I’m still catching up on all my blog posts and realised I had made this cake over three weeks ago for the Clandestine Cake Club VCake Event which was called “Regional Cakes”. As I am originally from Nottinghamshire I wanted to find something that reflected my home county’s heritage. This was easier said than done. When I searched on the internet for some Nottinghamshire baking recipes I was very unlucky. I only found one recipe, which was for Nottingham Goose Fair Gingerbread (which are rather like brandy snaps and certainly would not be allowed at the whole cake only Clandestine Cake Club!
After a good hour searching an idea came to me. I knew that the Bramley Apple tree originated from Southwell in Nottinghamshire (pronounced Suthall, not South-well). Southwell is slap bang in the middle of the county and is a pretty town with a Minster and a racecourse. It wasn’t far from where I grew up and I remember as an 8 year old going on a school trip to the Minster as part of a History topic on The Normans. I don’t remember much about the trip all except I bought a pen with my spending money in the Minster and I left it on the coach. I didn’t get any sympathy from Mr Clarke, our teacher!

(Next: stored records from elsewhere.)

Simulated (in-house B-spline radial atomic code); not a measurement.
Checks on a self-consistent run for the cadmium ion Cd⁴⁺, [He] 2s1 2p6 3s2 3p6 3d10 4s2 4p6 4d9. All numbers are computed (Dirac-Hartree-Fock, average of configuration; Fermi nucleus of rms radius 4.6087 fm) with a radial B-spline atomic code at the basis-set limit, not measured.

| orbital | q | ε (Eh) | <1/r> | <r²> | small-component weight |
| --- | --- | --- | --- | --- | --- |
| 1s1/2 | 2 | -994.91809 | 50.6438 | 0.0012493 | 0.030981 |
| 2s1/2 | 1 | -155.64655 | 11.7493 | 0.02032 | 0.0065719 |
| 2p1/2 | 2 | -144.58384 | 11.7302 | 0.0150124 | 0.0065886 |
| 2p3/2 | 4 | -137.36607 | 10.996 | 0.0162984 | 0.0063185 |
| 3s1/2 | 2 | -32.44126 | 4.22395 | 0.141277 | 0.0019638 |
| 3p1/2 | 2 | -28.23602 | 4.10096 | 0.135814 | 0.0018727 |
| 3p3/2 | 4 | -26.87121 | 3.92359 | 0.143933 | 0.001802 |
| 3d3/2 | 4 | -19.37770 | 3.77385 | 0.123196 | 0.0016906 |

Anyway, I thought well I could adapt a recipe I already had using Bramley Apples from Nottinghamshire. It had been my wedding anniversary a couple of days previously and my mum (who lives in Nottingham) was up staying with us for the weekend. I thought we could have some Apple Cake for our pudding at lunchtime served with some ice cream. There was a gorgeous sounding recipe that I could use from The Clandestine Cake Club Cookbook called Dorset Apple Cake. The original recipe was by Karen Burns Booth. Karen said in the recipe introduction that the cake could be baked in a springform round tin or in a rectangular traybake tin. I chose to bake my version in my Alan Silverwood traybake tin as I just couldn’t find the base of my springform one!